I am interested in the broad area of Action Recognition. In particular:
- I have performed work in combining probability and logic to answer queries about possible events in an inherently stochastic and uncertain world. Logic helps us define events precisely using domain knowledge, while probability adds the necessary touch of uncertainty. I have looked into the fields of Probabilistic Logic Programming, Bayesian Learning, Statistical Relational Learning and Probabilistic Graphical Models.
- In the era of Big Data, events come to us in ultra-frequent and dense streams. In order to perform online event recognition and gather actionable knowledge to improve our systems, we have to deploy our event recognition pipelines on distributed, massively parallel architectures. Our code bases have to be shifted to frameworks like Akka, Scala and Kafka in order to meet today’s demands. Offline event recognition might be useful for data aggregation / visualization and requisite report generation, but if we want to perform event forecasting in real-time, we need to update our technologies. Combining these with probabilistic inference as described above is a problem that interests me greatly.
Below are some concrete questions that I would like to answer:
- Given a large stream of time-stamped observations and a prior model for an activity of interest, how can we best explain the observation stream? For example, in network traffic data, operators are interested in automatically detecting patterns of DDoS or other attacks. The major problem here is the abundance of noisy observations with respect to the activity we want to detect, so we need to build models that can handle huge streams of data with close to perfect recall.

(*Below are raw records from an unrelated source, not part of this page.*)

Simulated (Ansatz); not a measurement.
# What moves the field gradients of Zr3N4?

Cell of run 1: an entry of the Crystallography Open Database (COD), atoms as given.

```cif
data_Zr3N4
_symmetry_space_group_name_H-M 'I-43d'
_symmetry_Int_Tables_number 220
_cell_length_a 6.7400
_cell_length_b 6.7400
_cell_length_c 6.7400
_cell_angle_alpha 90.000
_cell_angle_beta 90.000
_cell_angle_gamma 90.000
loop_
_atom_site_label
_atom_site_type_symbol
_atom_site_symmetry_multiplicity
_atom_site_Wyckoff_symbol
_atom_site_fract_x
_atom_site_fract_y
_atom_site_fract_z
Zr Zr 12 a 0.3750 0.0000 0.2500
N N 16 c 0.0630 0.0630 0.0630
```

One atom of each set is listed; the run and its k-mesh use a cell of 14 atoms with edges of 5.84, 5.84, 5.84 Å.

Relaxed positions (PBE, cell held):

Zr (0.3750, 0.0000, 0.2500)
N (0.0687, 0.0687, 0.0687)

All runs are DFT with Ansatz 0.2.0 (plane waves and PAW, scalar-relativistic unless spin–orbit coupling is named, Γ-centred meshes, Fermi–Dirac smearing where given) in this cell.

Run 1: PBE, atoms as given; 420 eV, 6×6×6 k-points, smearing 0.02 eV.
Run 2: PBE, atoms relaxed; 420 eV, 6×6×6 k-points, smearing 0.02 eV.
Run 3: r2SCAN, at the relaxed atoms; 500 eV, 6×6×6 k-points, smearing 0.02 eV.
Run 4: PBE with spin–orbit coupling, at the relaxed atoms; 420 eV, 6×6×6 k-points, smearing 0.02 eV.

- Discriminative models have shown significant classification accuracy and statistical elegance when sufficient training data is available. Unfortunately, the intra-class variation present in high-level scenarios is such that we can never hope to gather enough training data for them. For instance, we simply cannot hope to ever create a good feature descriptor for a soccer match or for cooking a steak. In such highly structured yet also heavily variable scenarios, mining spatio-temporal structure is very important to recognize and summarize activities. To that end, we need to go beyond frequent itemset mining, which leverages only co-occurrence information; we need to come up with probabilistic models that relate low-level observations in a spatio-temporal sense, while still keeping inference tractable. Graphical models such as (Semi-) Markov Models or more general Dynamic Bayesian Networks could be used to build those hierarchical models.
- How should activity recognition be regularized? What constitutes a fine or coarse characterization of an activity? Which one should we prefer for a given task? For example, when observing multiple videos of weddings, we will likely observe a prevalence of wedding cakes. But in another video we might not observe one, for multiple reasons (maybe it was occluded by a participant or the video simply was not extended to the actual cake cutting). Does this mean that we should immediately remove the information about “cutting a wedding cake” as a constituent of wedding videos, or is this an anomaly that should not be considered? From a logical perspective, if we were to assume that we have to build a set of rules with the event of interest in the head, how many different rules would we need, and how long should every rule be? Which atoms should be placed first such that we unify as efficiently as possible during grounding? From a more theoretical perspective, what should be the structure of the Conjunctive Normal Form of the theory that we build for the event?